The book itself is a simple collection of what CC thought his best posts from his 8 years of prolific blogging. Coming in at 400+ pages, the book has a whole lot of mini-essays on a wide range of topics primarily in the fields of economics, gender relations, bachelorhood, politics, and education.
Having read through his entire archive about a year ago (a lot of reading), I can’t think of any posts that should have been included that he left out. In addition, there were some good posts in it that I forgotten about. The book is very comprehensive.
The essays are all enjoyable, often thought-provoking, and usually informative. This is good stuff.
Everything is written in an engaging manner by the Captain at the top of his game. Read the first page or two of his blog; if you like what you read, you’ll really enjoy this book.
Grammar nazis may be concerned about the grammar and typos in the book. There are a lot of them, as there are in many blogs, and the Captain made no bones about the fact that he left the original typos in. Overall, I found this doesn’t really hurt the book or its readability, but if you’re OCD about these kinds of things, I might as well give you fair warning.
Another problem that comes up is that in converting his webposts to book format the links and the occasional graph are unavailable. You can understand all the essays even without them, but sometimes you know you’re missing something.
Now, the first question when considering this type of book is, why should I pay for something that I can get for free on his blog?
There are 3 primary reasons:
1) Support the author. The Captain has been giving us free content for almost a decade, paying . This of course doesn’t really benefit you directly, so if you’re a strict homo economicus this won’t really be convincing. Although, if the Captain is not working because his website is providing a minimalistic living, he has more time to devote to giving us more posts.
2) Save time. As I said, I read through the entirety of the CC archive about a year ago, it took me about two weeks during a really slow time at work. It required dozens of hours. Top Shelf skims the cream off and gives it to you in a format that can be read in an evening or two. It let’s you get the Cappy Cap goodness without such a time investment.
3) Hard copy format. I find it a lot more convenient and comfortable to read from a book than off a computer screen and Top Shelf let’s you read dead tree-style. Convenient.

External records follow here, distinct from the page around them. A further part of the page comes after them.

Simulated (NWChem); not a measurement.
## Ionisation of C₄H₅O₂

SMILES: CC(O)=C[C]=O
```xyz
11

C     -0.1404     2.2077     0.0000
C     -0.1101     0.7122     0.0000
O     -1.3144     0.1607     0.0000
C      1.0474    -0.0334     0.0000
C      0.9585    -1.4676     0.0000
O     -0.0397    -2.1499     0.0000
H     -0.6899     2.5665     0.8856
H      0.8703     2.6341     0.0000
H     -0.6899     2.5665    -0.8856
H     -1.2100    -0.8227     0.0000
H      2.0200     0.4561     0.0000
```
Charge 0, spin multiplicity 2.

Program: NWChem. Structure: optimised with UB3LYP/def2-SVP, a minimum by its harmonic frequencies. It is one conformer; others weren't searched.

Now comes my biggest complaint about the book and something I’m hoping Aaron will fix in his future books:
Top Shelf needs an index.
There are dozens (I don’t know exactly how many because there’s no index and flipping through counting them would be a pain) of mini-essays in this book and they do not seem to be arranged in any particular order. If I want to find, re-read, or reference a particular essay, it requires a lot of page-flipping. A basic index listing the page each particular essay is on would be handy.
This complaint aside, I found the book well worth it.
Buy this book, it is worth it. If you like reading Captain Capitalism’s blog, this book is a must-buy.
If you’ve read his blog and for some weird reason don’t enjoy it, then you probably won’t like this book, so I can’t recommend it.
If you’re really broke, but have a lot of time on your hands then you can read his archives instead.
Other than those two exceptions, I’d recommend getting Top Shelf.